Wednesday, January 21, 2009

Cosmic holography





Whitley Strieber remarks on the implications of recent evidence suggesting our universe might be a giant hologram:

Hogan says that there "could still be a mundane source of the noise," and until all possible sources are ruled out, we cannot be certain that we are detecting the grains that make up a hologram that comprises reality.

However, if that's true, it might explain a lot to those of us who have found ourselves living at the indeterminate edge of experience. The reason is that the very graininess of reality may be drawn into consciousness in the form of perceptions that reflect reality in unique ways. And the issue of how individual 'grains' of the holographic universe may relate to the whole will need to be addressed by physics, and it is possible that the attempt to do so itself will affect our place in, and perception of, reality in ways that we can scarcely now imagine.

3 comments:

Anonymous said...

In one of life's small coincidences, I've been reading Vallee's "Dimensions". Earlier today I'd stopped reading after completing the following passage:

"If it were possible to make three-dimensional holograms with mass, and to project them through time, I would say this is what the farmer saw. And with that theory we would explain many of the apparitions."
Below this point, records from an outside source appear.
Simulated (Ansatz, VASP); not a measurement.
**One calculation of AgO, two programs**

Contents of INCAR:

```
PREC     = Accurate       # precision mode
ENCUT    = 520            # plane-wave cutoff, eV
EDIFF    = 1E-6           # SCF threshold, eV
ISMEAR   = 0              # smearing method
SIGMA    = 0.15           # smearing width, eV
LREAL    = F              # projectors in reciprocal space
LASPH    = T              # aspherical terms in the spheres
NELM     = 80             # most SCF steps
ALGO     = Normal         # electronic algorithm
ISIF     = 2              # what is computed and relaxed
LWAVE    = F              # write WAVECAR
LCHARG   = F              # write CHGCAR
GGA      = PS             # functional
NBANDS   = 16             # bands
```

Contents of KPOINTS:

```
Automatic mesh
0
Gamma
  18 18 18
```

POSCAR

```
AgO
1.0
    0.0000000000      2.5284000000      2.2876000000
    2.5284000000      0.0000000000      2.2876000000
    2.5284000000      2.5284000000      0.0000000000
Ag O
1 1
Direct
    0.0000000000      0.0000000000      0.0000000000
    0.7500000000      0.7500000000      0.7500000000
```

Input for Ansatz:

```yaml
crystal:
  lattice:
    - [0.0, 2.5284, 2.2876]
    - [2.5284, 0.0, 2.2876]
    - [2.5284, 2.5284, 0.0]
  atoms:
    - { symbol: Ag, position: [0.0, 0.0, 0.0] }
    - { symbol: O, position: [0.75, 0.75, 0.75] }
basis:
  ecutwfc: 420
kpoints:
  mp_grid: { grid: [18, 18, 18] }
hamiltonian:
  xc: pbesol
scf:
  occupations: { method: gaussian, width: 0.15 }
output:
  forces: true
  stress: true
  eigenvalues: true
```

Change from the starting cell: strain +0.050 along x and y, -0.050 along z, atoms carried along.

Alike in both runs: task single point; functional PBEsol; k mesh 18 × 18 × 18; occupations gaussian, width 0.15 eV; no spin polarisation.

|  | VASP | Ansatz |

And to further the coincidence, the paperback copy I'm reading has a foreword by Whitley Strieber.

I've long suspected that the UFO/abduction phenomenon (and other anomalies) probably has something to do with someone, or something, that has been able to 'hack' the fabric of existence itself. Nice to see that we could be one step closer to discovering the mechanism behind all this stuff.

Anonymous said...

I just don't know what to make of Hogan's findings. It's frustratingly tantilizing but still far too vague to make any kind of educated guess.

Maybe they are misinterpreting the "noise" entirely. Perhaps nature chose a holographic matrix simply because its the best way to store huge volumes of data? Maybe we are indeed a simulation?

It wouldn't necessarily shock me to find out that we were simulations but I have to wonder what implications that would have. Sadly I think the answer would be that nothing would really change at all. We still pay bills, we still need food to live. Simulations we might be but to survive in the construct we have to obey the rules of the system. The depressing part is contemplation regarding what constitutes "real life" and what kind of meaning we ultimately have in a simulation.

If I spin the fantastic, I like to imagine that this "simulation" is in fact a training program designed to put our logic through its paces. Upon death our individual experience data is dumped into a functional body in the supposed "real world". Earth is just a training ground where inferior programs are kept locked in the system while others evolve beyond it.

Might explain why ET hasn't come knocking yet ;)

-Denny

Chris said...

Even if I'm living in a giant simulation, I still have laundry to do today. On the other hand, I don't see why we can't eventually learn to reprogram the simulation so that the distance between Earth and Alpha Centauri can be made to equal 1 nanometer. Maybe that's the point: run the simulation and see if someone "inside" eventually starts messing with the parameters.